It is an attitude that makes Russell impatient: "I resent the pats on the head we get from the East Coast, as if we can't be serious because we're not in New York."

Russell was born in Los Angeles in 1938 and grew up in a family that was serious about the arts. When her sister began taking dancing lessons Russell's father, a writer of historical fiction who had also sung opera, decided that seven-year-old Francia should take them too. "I had long legs, nice feet, and was excruciatingly shy," she says. "But I enjoyed dancing."

Until the family, which had moved to San Francisco. went to Europe a few years later, Russell took classes at the San Francisco Ballet School, beginning training that she now feels was inconsistent and scattershot. In Paris the young girl had private lessons from Kschessinska, an experience she recalls more for its historical value than for any learning of technique.

"She taught in her apartment, wearing high-heeled mules," Russell says of Kschessinksa, "and the Grand Duke was there. I don't suppose I learned anything much. Then we moved to London so I could go to the Royal Ballet School, but they turned me down. They said, based on my father's height, which was six feet two inches, that I would be too tall; my toes were too long, and they advised me to give up any hope of a career in classical ballet."

The twelve-year-old was devastated by the rejection, but, as Russell says has happened so often in her life, "my greatest disappointment led to the greatest good fortune, because I then studied with Vera Volkova."

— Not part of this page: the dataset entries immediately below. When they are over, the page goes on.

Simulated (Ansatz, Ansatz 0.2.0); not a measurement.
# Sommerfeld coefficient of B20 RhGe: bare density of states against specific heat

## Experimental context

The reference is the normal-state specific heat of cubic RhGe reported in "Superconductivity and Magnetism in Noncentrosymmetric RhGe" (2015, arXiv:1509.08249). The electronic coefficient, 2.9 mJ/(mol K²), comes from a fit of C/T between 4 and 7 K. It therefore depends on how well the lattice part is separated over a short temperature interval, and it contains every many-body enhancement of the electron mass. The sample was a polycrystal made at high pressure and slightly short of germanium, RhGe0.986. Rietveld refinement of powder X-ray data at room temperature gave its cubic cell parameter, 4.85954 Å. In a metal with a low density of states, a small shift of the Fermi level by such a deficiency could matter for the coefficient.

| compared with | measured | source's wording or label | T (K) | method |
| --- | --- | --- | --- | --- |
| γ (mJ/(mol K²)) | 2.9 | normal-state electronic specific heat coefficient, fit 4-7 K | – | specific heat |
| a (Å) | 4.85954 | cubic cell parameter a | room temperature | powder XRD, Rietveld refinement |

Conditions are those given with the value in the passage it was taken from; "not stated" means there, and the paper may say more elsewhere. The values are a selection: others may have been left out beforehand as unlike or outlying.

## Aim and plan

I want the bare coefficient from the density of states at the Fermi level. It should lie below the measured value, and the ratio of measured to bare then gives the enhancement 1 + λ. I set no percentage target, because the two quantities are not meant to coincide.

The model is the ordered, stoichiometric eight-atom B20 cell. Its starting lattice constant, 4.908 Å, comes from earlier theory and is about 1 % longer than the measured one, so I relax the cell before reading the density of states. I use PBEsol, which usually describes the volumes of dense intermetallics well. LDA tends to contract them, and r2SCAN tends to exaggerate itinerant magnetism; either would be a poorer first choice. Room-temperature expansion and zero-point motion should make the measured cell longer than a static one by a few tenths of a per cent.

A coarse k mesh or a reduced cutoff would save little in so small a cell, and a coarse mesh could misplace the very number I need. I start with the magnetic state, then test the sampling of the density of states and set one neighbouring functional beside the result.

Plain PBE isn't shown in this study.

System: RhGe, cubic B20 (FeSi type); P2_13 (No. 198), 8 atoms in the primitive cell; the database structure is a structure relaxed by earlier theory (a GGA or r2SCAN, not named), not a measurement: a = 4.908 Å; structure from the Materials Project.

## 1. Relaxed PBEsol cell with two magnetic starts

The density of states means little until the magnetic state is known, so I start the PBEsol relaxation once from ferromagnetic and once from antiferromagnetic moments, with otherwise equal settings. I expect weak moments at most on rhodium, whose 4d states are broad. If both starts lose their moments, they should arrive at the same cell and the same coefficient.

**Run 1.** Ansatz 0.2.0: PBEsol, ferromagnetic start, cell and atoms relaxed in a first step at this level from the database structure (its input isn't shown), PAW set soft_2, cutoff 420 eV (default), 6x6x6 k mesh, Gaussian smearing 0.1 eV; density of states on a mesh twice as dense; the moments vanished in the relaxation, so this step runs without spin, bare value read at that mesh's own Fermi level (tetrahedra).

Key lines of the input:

In her simple, elegant office in PNB's superb new building, Russell takes a framed photograph of the ballerina off the antique table that serves as her desk. "I only studied with her for a year," she says, "because we couldn't get the papers to stay in London. But we had a very special relationship." Eventually, when she was fourteen, the family migrated to New York, where she studied with Benjamin Harkarvy and at the schools of American Ballet Theatre and the Joffrey. "I didn't like City Ballet," Russell recalls. "But I didn't get into Ballet Theatre because Lucia Chase said I was too tall and too thin. My idol was Alonso, but my parents wouldn't allow me to go to Cuba, so I went to SAB."

Once again disappointment led to good fortune, and the dancer's leggy, five-foot-six-inch body, pretty feet, and long toes worked to her advantage. After she had spent three short weeks in class, Balanchine took her into the company. The year was 1956, when Russell says her dance education really began and she learned, as she told Francis Mason, to stretch her body to the ultimate: "It felt wonderful to dance in Balanchine's ballets."

In six years Russell progressed from corps member to soloist at New York City Ballet, and danced in such jewels of the Balanchine repertoire as Swan Lake, Liebeslieder Walzer and, above all, Agon.